Semester 44 students, since coming back from their first expedition, have been in full swing and getting into the campus life! The time here has been filled with many fun activities, meals, AMX (AM exercise), and school. At HMI, the days feel like weeks, and there is so much that is able to be packed into a given day. Normally, the students get up at around 6:15 AM, go on a run or do some other form of exercise, eat a delicious meal made by the cook crew that morning, enjoy a full day of classes, and then reconvene to eat dinner and have study hall. While the days are long, they are certainly eventful, and incredibly interesting. Community is a significant part of the residential life at HMI, a part that allows us to bond and form deep relationships in the four months that we are here. On Monday, we had our second community meeting, which was focused on gender and identity. We also have advisory lunches/meetings on some Wednesdays, which are a great time to get to know our small advisory families in a better way. Saturdays are a part of the week that every student looks forward to. During this time, students get the chance to explore the town of Leadville, and at night, participate in various activities.
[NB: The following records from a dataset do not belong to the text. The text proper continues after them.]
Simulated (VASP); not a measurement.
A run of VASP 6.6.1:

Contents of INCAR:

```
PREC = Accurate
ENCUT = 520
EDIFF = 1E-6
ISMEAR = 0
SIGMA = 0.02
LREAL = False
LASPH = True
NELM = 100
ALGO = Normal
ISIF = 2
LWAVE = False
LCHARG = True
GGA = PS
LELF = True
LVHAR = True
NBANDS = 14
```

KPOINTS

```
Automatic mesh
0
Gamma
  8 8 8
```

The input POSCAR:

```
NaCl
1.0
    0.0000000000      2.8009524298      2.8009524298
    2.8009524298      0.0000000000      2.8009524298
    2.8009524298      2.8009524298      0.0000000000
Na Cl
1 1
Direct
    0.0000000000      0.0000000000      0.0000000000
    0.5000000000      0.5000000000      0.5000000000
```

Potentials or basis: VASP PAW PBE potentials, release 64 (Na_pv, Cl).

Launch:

At HMI, students participate in “AMX”, or AM Exercises, five out of seven days a week. Two of these days are runs, typically two to three miles, on the picturesque County Road 5A that connects HMI to the outside world. While the runs were initially tough, with the high altitude and cold temperatures taking their toll, students have persevered and adapted, growing to enjoy the stunning views and friendly conversation these runs bring. For two days of AMX, students will participate in an indoor strength or stretching workout. Previous iterations have included Just Dance routines to a variety of songs, Tae Bo workouts, and activities led by staff. For the final day of AMX, students have the opportunity to cross country ski in the place of the run, exploring the vast network of trails surrounding the campus on either a Monday, Wednesday, or Friday morning. These adventures allow students the chance to both bond with their peers and practice their skiing, a vital skill at 10,000 feet.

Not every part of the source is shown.